Guy, who is ostensibly a collection of 1s and 0s, meets and quickly falls for a player named Molotov Girl (TV’s Jodie Comer). In real life, she’s Millie (also portrayed by Comer), a razor-sharp programmer cheated out of groundbreaking code by a greedy gaming capitalist named Antwan (Taika Waititi). The Killing Eve star makes her jump to the big screen with seamless gravitas, skillfully straddling physicality and emotional texture in her dual role; Oscar-winning Thor: Ragnarok and Jojo Rabbit writer-director Waititi, however, seems above the middling material he is relegated to, composed of hit-or-miss zingers (“Albuquerque Boiled Turkey” innocent) and broad characterizations.

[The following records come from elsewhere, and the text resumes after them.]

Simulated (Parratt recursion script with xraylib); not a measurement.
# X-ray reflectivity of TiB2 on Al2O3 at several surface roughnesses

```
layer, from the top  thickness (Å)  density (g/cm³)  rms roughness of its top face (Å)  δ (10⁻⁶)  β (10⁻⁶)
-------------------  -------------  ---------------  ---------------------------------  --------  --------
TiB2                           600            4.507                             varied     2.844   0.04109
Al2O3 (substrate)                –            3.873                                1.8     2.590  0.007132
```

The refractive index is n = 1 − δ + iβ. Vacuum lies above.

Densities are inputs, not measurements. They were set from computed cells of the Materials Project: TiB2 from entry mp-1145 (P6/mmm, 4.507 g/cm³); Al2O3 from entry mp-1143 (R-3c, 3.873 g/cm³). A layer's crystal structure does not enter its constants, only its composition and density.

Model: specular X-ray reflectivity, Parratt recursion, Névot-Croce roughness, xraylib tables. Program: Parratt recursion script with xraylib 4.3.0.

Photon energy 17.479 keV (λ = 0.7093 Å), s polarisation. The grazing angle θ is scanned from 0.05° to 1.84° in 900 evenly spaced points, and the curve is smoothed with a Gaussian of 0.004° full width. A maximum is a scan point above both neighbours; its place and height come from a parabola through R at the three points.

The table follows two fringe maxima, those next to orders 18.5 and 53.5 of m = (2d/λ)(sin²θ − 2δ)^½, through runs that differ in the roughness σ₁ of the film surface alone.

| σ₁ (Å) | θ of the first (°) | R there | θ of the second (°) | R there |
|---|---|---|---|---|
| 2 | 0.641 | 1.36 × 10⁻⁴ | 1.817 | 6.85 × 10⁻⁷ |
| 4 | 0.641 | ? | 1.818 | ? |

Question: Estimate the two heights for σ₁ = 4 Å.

Much to the chagrin of her former developing partner Keys (Joe Keery), Millie virtually ventures into Free City as Molotov Girl to find her stolen code, which she believes to be concealed somewhere within the complex open-world architecture of the game. Thrilling hijinks and gonzo set pieces ensue, all steeped in the chipper, wholesome attitude of Guy as he romantically pursues and assists Molotov Girl and becomes self-aware because of a nifty pair of glasses. Throw in a dash of acerbic wit and pepper in the magnetic chemistry of Reynolds and Comer throughout, you have a perfectly entertaining, if forgettable, action rom-com with a technological Truman Show twist. This is at least until it becomes just another part of the churning Disney-Fox void, no thanks to the convoluted real-world segments that drag as it excessively protracts its central mystery.
For all its grand visuals and plotting, Free Guy isn’t able to capitalize on its implicit ideas, mirroring the vacuous properties it aims to critique. At their worst, video games have been known to whittle down the respective identities of their participants, wiping away gamers’ lives and indoctrinating them into their own distorted sense of reality. In response, the filmmaking team here strives to tout a message of individuality and authentic interactivity that isn’t filtered through a pixelated screen, but the underlying cynicism quickly undermines those notions.
Free Guy doesn’t become more nuanced than disingenuous, studio-approved “individuality good” optics, the kind that may get a grade-schooler a ribbon but are not that meaningful to a larger audience that craves actual substance. The cast toils here to lend the film some emotional dimension, especially Comer, but one cannot shake the feeling that executive overlords likely cared more about vapid spectacle and potential intellectual property (the Disney references are painfully contrived) than compelling themes, not to mention the artificial intelligence ideas that are completely skimmed over, manufacturing the bare thematic minimum in the process.
Free Guy may be quantifiably original, but it wreaks of the same frustratingly superficial and unprovocative conventions that have plagued big-budget filmmaking for years, like an algorithm more concerned with economic productivity than artistry. It will tickle your endorphins but fail to stimulate your brain; just a step above the properties it quickly becomes, Ryan Reynold’s latest endeavor is ultimately frivolous, if not admittingly entertaining in spurts. Venture out to the multiplex if you dare, or just play a video game: There’s just some fresh bells-and-whistles-worth of difference.
Grade: C+
Free Guy is now available in theaters.